In Citizens United, the court substantially narrowed the justification for imposing limits on political spending during campaign season.

The court eliminated the broader goal of creating a level playing field for all candidates, and instead said that government-imposed spending restrictions could only be justified to prevent actual quid pro quo corruption or the appearance of corruption.

That narrowing of the law opened doors for other potential legal challenges seeking to undermine the broader campaign-finance system. That’s where the McCutcheon case comes in.

The lead plaintiff, Shaun McCutcheon of Alabama, is challenging a part of the campaign-finance law that restricts the total amount he can contribute during a two-year election cycle to $117,000.
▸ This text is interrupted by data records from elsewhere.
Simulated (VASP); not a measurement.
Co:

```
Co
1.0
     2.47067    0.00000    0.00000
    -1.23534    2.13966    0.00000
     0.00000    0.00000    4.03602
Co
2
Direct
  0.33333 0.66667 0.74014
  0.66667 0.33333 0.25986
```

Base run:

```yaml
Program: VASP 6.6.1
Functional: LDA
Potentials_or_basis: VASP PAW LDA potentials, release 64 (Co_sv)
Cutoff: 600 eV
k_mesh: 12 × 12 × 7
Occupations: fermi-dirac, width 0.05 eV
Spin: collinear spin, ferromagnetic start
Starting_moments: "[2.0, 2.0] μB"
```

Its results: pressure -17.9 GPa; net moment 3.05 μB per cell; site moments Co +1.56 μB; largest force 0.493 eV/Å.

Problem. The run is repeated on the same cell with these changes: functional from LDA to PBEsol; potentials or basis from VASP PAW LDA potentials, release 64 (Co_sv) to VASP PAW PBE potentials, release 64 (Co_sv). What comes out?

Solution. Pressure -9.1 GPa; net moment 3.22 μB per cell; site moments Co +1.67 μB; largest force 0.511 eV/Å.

The law restricts the amount he can give to each candidate ($2,500), to national party political committees ($30,800), state party political committees ($10,000), and other political committees ($5,000).

But that is only one level of regulation. Congress enacted a second level of campaign finance restrictions by imposing an overall limit ($117,000) on how much money can be spent by a contributor in each of the four restricted areas.

It is that second level of regulation that is being challenged.

Mr. McCutcheon wants to know why, if he is restricted to contributing only a limited amount of money to each candidate and each political committee, he is also restricted in the total amount of money he can spend in support of political causes and candidates.

In addition to McCutcheon, the Republican National Committee is also a plaintiff in the case. The Republican Party argues that it would like to accept larger contributions from McCutcheon and others like him.  

If Congress’s justification for imposing the contribution limits was to prevent quid pro quo corruption or the appearance of corruption, then the individual contribution limits should satisfy that government interest, McCutcheon’s lawyers argue.